Congress today has substantial and sweeping powers over Native nations and Native people, including the authority to abolish tribes and tribal reservations, and to expand or restrict tribal authority. These powers come from a series of Supreme Court decisions in the late 1800s and early 1900s that were based on racist views about American Indians—that Congress needed virtually unlimited authority over American Indian affairs because Natives were not equipped to govern themselves. The Court reasoned that Natives’ “weakness and helplessness” gave the federal government “broad domain” over them; later cases pointed to Natives’ “condition of tutelage or dependency.” Those decisions gave Congress more power when it comes to Native affairs than it has when it comes to taxing or spending or regulating interstate commerce.

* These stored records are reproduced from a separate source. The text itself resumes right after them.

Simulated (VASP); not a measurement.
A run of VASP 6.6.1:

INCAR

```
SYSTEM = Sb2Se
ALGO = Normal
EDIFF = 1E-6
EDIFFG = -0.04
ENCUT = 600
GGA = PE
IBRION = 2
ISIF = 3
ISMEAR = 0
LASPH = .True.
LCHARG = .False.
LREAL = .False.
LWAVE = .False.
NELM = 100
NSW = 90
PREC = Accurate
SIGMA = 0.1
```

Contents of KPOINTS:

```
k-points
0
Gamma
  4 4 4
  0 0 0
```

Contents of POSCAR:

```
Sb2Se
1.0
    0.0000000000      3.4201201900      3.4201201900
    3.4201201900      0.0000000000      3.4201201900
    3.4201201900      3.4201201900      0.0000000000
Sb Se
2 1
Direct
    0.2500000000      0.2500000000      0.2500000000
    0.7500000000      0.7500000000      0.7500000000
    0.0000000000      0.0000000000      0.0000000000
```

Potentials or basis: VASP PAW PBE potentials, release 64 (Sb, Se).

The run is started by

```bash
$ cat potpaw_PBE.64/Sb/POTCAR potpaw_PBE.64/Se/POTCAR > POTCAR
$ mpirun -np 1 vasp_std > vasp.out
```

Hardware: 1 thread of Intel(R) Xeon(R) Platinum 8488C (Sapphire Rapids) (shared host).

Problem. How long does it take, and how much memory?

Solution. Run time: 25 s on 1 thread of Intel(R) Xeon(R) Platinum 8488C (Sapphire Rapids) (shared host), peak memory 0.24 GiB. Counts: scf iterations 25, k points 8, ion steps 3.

But over time, these cases have come to produce different results. These same decisions have empowered Congress, in recent years, to protect Native families from various new and old forms of discrimination, imperialism, and white supremacy. The U.S. Court of Appeals for the Fifth Circuit is poised to decide whether that will remain so. It will hear the case later today.
The case centers on the Indian Child Welfare Act (ICWA), which was designed to protect American Indian communities against state-led efforts to break up Native families. The challengers in the case—several Republican-led states and non-Native families seeking to adopt Native children—are attempting to invalidate ICWA’s restrictions on breaking up Native families and on non-Native families adopting Native children. In doing so, they risk undoing a set of doctrines that has facilitated tribes’ ability to govern themselves and prosecute individuals who victimize Native people.